A stack of books with the text Reading is Back over the top

Why Are More People Reading Books in 2023?

I look up from my book to scan the audience of parents. We sit in a large room with chairs off to one side as our children take a karate class in a local dojo. There are probably twenty parents in the room, and I note that four others are reading books. I’m both shocked and interested. Why are people putting down their phones and picking up books?

It’s an interesting question because we’ve seen a downturn in mental health over the past decade. The World Health Organization reports a 13% rise in mental health disorders and substance abuse since 2017. That’s a significant jump, one that I think we can all feel personally. This decline in our quality of life has us reaching for something real, tangible, and grounding. From what I can see, many people are returning to books as a way of feeling human.

Let’s consider why we read. From my estimation, there are two reasons.
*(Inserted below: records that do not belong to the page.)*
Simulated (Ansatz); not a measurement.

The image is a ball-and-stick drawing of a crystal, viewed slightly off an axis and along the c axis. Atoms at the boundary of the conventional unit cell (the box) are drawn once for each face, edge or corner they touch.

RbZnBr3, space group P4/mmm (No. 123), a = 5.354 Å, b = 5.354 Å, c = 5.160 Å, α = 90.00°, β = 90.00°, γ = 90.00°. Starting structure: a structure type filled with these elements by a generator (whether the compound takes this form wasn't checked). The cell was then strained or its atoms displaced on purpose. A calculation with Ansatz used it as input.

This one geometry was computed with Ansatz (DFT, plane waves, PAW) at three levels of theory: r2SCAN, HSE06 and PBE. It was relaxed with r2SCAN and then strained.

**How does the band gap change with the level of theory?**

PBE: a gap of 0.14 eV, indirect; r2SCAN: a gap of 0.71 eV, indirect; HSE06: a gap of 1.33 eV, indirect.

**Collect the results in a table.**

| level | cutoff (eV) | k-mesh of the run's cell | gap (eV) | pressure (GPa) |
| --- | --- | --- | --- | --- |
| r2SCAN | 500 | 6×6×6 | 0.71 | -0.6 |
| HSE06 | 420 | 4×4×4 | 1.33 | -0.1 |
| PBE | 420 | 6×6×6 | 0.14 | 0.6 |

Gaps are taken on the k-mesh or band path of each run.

First, to gather information. Our busy little minds are hungry for interesting ideas. Second, we read to get away from our cares and worries. A good book helps us replace our worries with a sense of wonder.

So what’s the problem?

The problem is that books are no longer needed. The internet is far more effective at delivering information and entertainment. You can now chat with artificial intelligence on complex ideas ranging from economic expansion to the rights and wrongs of political correctness. You can attend the so-called “YouTube University” and become an expert on any topic within two to five minutes. I say this lightly because while I find YouTube helpful for learning to change your car oil or patch a hole in the wall, it’s not a substitute for real education and critical thinking.

If the internet is such a useful tool, why am I seeing a resurgence of people reading books? Why are local bookstores making a comeback when their futures looked so bleak just a few years ago?

I believe there are four reasons for this.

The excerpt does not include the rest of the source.